The Difference Engine (1990) is an alternative history novel by William Gibson and Bruce Sterling.[better source needed] It has been described as an early work of the steampunk genre,[better source needed] and is regarded as having helped to establish that genre's conventions.[not verified in body]

It posits a Victorian-era Britain in which great technological and social change has occurred after the mechanical computers of Charles Babbage make widespread impact, there and globally, resulting in historical individuals taking on markedly different roles (Lord Byron instead surviving the Greek War of Independence to lead Britain, the late Prime Minister Benjamin Disraeli instead becoming a tabloid writer, etc.), and European and American continents of markedly different political dispositions (e.g., the United States being, rather, several competing nations). Behind the manifest progress, Kirkus writes, "20th-century crises brew", providing context for a "cops-and-robbers plot".

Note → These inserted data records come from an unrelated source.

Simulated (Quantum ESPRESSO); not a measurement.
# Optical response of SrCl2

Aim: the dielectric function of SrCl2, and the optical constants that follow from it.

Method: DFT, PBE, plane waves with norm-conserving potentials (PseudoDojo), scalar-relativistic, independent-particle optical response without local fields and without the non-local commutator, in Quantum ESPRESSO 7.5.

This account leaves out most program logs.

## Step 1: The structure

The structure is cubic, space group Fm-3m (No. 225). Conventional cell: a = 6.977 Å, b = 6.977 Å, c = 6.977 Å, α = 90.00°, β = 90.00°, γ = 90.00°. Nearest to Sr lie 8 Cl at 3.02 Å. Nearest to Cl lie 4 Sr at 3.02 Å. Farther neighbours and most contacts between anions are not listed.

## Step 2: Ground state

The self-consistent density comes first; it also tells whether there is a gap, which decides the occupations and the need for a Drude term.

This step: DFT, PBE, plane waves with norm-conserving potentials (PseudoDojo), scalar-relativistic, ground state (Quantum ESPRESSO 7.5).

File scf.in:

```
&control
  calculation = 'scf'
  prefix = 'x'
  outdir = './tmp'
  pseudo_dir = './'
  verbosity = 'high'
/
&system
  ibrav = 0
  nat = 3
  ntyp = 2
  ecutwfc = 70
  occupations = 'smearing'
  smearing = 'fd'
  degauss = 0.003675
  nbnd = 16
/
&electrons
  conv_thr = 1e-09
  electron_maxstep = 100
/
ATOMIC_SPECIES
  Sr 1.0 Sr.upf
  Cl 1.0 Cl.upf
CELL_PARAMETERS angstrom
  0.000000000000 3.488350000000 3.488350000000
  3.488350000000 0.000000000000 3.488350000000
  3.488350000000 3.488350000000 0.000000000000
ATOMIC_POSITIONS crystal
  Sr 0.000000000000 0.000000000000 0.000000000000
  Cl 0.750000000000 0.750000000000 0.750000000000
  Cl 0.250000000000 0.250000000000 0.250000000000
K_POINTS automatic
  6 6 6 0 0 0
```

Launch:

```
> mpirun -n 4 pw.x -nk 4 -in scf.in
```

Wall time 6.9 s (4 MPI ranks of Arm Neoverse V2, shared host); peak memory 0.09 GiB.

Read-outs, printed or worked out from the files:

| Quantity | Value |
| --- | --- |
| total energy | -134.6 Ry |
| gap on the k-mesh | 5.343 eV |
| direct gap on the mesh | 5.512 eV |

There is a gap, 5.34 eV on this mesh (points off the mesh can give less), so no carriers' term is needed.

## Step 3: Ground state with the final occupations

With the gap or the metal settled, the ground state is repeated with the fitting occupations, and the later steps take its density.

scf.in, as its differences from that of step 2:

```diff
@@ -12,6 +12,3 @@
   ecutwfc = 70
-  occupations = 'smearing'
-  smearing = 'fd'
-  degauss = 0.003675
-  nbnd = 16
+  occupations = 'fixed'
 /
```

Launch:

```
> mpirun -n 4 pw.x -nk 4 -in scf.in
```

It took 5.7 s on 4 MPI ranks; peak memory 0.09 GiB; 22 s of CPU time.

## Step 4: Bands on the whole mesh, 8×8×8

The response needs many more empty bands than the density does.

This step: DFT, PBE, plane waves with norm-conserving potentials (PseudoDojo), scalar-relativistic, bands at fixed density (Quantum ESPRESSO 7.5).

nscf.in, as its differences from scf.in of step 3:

The novel received nominations for several major science fiction awards in the years following its publication. It has been the subject of continuing scholarly interest for its approach to history and particular historical characters, and for its relationship to the Disraeli novel, Sybil.

The Difference Engine is a fictional work of alternative history (alt history),[better source needed] what Kirkus describes as a "Victorian alternate history". It has been assigned to the genre of steampunk, and has been described as an early such work. The novel "takes the reader to London in 1855 where an Industrial Revolution unlike any seen in a history book is in full swing". Matt Mitrovich, writing for AmazingStories.com, describes it—rather than as a novel—as being a "collection of three short stories and several snippets at the end all connected by a box of punch... cards [Engine cards]...", narrated in those stories by a distinct trio of historically repurposed or purely fictional POV characters:

First Iteration. The Angel of Goliad. In 1855, Sybil Gerard, going by the name of Sybil Jones, daughter of an executed Luddite leader, is a dolly-mop targeting respectable gentlemen, and is recruited by one, Mick Radley, a secretary to an alt historical Sam Houston, to assist Mick in support of Houston's cause in Britain. Mick has confronted Sybil regarding her hidden past, says she is no longer a dolly-mop, but rather is now Mick's "prentice adventuress", although Sybil remains with mixed feelings regarding him. Mick is a schemer with two ongoing plays, a set of punch cards that purport to encode a betting system, or "modus", and a second set of "kino[punch]-cards" encoding visuals for a presentation. Before one of Houston's speeches, Mick has Sybil send the betting system set on to Paris. Meanwhile, Houston is preparing to give one of a series of presentations in support of his hoped for return to Texas, presentations that in this era require support of a "kinotropist" and kino-cards, the latter encoding images for the presentations. (What the technician operates is termed a kinotrope, which Kirkus describes as "a new art form, motion pictures by way of programmed arrays of changing, clacking tiles", this driven by a steam-driven "Engine", a mechanical computer.)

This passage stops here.